Top 5 Metrics to Measure the Success of Your Website

While the common opinion on the best metric to define the success of your website will be the number of your monthly visitors, this is the not the only data point you should rely upon!

Why, if you ask.

There are more than 170 metrics Google takes into consideration while deciding your website’s SERP (Search Engine Results Page) ranking.

That’s a whole lot of data points!

Almost no one except big conglomerates like Google, Facebook, LinkedIn have the resources to keep up so many metrics in check, analyze them, and tweak their websites accordingly to keep improving.

What about small businesses and individual website owners, what should they do?

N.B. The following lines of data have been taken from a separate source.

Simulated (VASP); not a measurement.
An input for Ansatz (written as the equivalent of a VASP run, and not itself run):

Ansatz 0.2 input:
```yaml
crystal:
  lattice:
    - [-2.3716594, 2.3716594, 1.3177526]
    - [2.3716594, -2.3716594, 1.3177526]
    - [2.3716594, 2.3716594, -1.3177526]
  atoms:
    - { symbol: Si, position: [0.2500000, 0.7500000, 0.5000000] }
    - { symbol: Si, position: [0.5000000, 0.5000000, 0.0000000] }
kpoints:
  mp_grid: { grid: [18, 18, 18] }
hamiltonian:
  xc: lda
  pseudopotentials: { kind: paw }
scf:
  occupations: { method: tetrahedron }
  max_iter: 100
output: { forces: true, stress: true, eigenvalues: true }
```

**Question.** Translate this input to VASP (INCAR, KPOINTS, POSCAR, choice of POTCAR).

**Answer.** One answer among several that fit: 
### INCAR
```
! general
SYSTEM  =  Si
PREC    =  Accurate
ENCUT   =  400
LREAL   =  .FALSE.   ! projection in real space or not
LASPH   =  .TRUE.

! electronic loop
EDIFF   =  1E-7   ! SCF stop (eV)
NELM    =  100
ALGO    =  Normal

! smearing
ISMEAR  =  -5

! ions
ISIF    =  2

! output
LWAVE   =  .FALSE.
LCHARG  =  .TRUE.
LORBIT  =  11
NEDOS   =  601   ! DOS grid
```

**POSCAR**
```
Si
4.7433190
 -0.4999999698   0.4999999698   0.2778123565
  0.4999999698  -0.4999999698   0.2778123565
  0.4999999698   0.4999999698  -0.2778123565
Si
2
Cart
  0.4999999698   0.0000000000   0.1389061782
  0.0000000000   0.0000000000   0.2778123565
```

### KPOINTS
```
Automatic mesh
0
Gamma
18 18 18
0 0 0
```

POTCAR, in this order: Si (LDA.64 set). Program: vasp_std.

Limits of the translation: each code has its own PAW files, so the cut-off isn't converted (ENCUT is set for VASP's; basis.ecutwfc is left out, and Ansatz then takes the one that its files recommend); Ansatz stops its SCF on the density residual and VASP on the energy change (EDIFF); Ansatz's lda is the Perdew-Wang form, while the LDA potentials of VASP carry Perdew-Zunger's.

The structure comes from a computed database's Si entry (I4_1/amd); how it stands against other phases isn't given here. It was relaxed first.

Small businesses and individual website owners have two options:

  • Hire an affordable web service that will do the work.
  • Learn the whats, whys, and hows of metrics and handle them on your own – For smaller businesses and individual website owners, there has to be a defined set of metrics to analyze and improve their website’s course of action, thus, increase their success.

The ‘whats’ and ‘whys’?

What’s a web metric?

A web metric is a set of parameters that define the success of a function by comparing it to the top performing websites and gives you concrete data points to analyze and improve upon.

Why web metrics are important?

Metrics are important because traffic is not the only thing you want ‘improving’. Let’s take a hypothetical example of XYZ.com.

XYZ.com has two pages – a content page and a product description page. The content is great, and their traffic is multiplying – both recurring and new users, but there is no increase in sales. Would you call it success? Because if you are looking at a single metric – traffic, it’s indicating improvement but sales target remains unachieved.

In scenarios like this, an ineluctable need to bring more metrics into action is required.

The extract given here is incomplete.